The City University of New York is a public university. Presumably, its Board of Trustees is staffed by those who have the interests of their constituency–students and teachers–first and foremost. Not so. As faculty and students find out, the Trustees includes many members whose qualifications for this job appear radically antithetical to this university’s mission. The staff union for the City University, the Professional Staff Congress, has started to publish a series of articles on their blog, detailing these folks’ backgrounds, careers, and achievements, all of which make for very sobering reading. I intend to link to these posts and post excerpts here.
The CUNY Board of Trustees has 17 members, including two ex officio members: the head of the CUNY University Student Senate, and the head of the University Faculty Senate (who cannot vote). The other members are appointed by either the Mayor or the Governor. Eight members were initially appointed by Pataki, four by Bloomberg, and one each by Giuliani, Patterson, and Cuomo. They serve seven year terms and can be reappointed for additional terms. The Chairman of the Board is Benno Schmidt, the only educator appointed to the Board, though his interests in for-profit education and corporate led “reform” movements will be discussed in a later post. Official bios can be found at http://www.cuny.edu/about/trustees/board.html.
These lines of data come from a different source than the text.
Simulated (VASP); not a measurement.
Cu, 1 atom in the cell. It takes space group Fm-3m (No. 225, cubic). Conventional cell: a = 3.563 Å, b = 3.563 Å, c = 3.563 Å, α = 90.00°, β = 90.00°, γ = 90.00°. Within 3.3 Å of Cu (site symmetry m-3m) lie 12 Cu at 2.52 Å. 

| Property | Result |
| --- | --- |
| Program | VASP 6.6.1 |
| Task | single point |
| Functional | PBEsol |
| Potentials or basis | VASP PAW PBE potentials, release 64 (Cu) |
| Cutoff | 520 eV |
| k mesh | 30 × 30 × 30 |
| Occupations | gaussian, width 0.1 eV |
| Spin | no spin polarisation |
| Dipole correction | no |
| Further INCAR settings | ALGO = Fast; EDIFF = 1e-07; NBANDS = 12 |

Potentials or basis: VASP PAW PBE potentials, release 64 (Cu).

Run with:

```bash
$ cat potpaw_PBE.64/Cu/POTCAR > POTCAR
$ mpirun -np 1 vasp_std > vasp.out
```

Now for today’s exhibits. First up, a ‘union-busting lawyer’, Peter Pantaleo:
Democratic Governor David Paterson appointed Peter S. Pantaleo, a top professional in the lucrative field of anti-unionism. The Board of Trustees website (http://www.cuny.edu/about/trustees/board.html.) identifies Pantaleo as a “Partner at DLA PIPER,” adding: “Mr. Pantaleo represents both domestic and international employers in labor, employment, and civil rights matters. While he has substantial experience litigating cases before courts, administrative agencies, and arbitration panels, the principal focus of Mr. Pantaleo’s practice is advising employers in complex, politically sensitive labor and employment matters.”
Pantaleo has worked for the Las Vegas MGM Grand hotel during its campaign to stop a unionization drive (New York Times, 10 March 1997). His old firm Pantaleo, Lipkin & Moss represented Las Vegas bosses at the National Labor Relations Board (NLRB) who banned three workers from handing out pro-union leaflets at the entrance to a casino/hotel complex.
In May 1998 Pantaleo co-authored an article in Gaming Law Review describing strategies for “lessening the power” of the Hotel Employees and Restaurant Employees Union. Another Pantaleo piece, from 2004, tells employers in non-union workplaces how to use a NLRB rulings to prevent employees from having a coworker present during “investigatory interviews” (Monday Business Briefing, 5 July 2004).
So in sum, we have a trustee appointed to the board on the basis of his experience in attacking unionized workers. The staff of the City University are unionized; this trustee’s role is a purely antagonistic one toward them. How reassuring.